Compyl Secures $12M Series A

Compyl just locked in a $12 million Series A round to ramp up its AI-driven Governance, Risk and Compliance platform, answering the call from security teams overwhelmed by data silos, manual processes, and staffing shortages. The funding was led by Venture Guides, with support from returning backers including Contour Venture Partners and Armory Square Ventures.

Compyl Secures $12M Series A

Founded in 2020 by former CISOs and security veterans, Compyl has been doubling its customer base annually and racking up triple-digit ARR growth. With this new capital, the company plans to scale its go-to-market efforts, grow its team, and push further into AI-supported innovation. Anton Simunovic of Venture Guides is joining Compyl’s board of directors.

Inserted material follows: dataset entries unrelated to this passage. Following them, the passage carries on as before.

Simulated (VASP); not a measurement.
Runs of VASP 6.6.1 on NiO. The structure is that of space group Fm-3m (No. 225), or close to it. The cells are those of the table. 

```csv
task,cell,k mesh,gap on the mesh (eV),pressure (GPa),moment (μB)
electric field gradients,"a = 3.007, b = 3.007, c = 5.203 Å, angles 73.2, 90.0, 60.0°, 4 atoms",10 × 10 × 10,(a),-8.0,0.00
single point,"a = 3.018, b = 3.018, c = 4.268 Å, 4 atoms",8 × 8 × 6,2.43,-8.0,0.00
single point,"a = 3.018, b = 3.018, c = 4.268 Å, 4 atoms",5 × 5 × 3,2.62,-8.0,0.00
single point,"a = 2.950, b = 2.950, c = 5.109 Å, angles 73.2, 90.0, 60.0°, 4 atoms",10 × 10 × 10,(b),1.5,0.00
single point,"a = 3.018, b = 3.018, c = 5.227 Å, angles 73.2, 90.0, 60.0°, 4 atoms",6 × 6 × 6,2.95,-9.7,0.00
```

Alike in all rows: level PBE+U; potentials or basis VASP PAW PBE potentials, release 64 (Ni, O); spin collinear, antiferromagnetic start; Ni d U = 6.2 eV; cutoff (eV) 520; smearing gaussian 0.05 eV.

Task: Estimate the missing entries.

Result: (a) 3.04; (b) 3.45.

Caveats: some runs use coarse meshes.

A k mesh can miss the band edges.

For security teams drowning in fragmented tools, Compyl offers a modular, flexible system that replaces rigid, manual GRC frameworks. It gives organizations real-time dashboards, context-aware alerts, and automated security benchmark checks—without needing custom development or extra IT overhead.

A major driver for adoption is staffing gaps across the cybersecurity world. According to ISACA, 57% of security professionals say their teams are understaffed, and 41% say time is the biggest hurdle in conducting annual cyber risk assessments. Compyl’s platform is designed to eliminate that drag by continuously monitoring compliance and surfacing hidden risks without the manual grind.

“Compyl’s approach reflects the future of Digital Risk & Digital Resilience—unifying enterprise data, automating best practices, and delivering early, contextual insights. It enables organizations to move beyond rigid, reactive processes and deliver more agile and efficient Digital Trust programs,” said Michael Rasmussen, GRC Analyst & Pundit, GRC 20/20 Research.

Compyl’s investors are betting that real-time, AI-supported GRC is where the market is headed—especially as mid-sized enterprises juggle growing compliance burdens, tighter audits, and expanding vendor ecosystems. The funding comes as several cybersecurity startups continue to attract capital despite broader VC market pullbacks.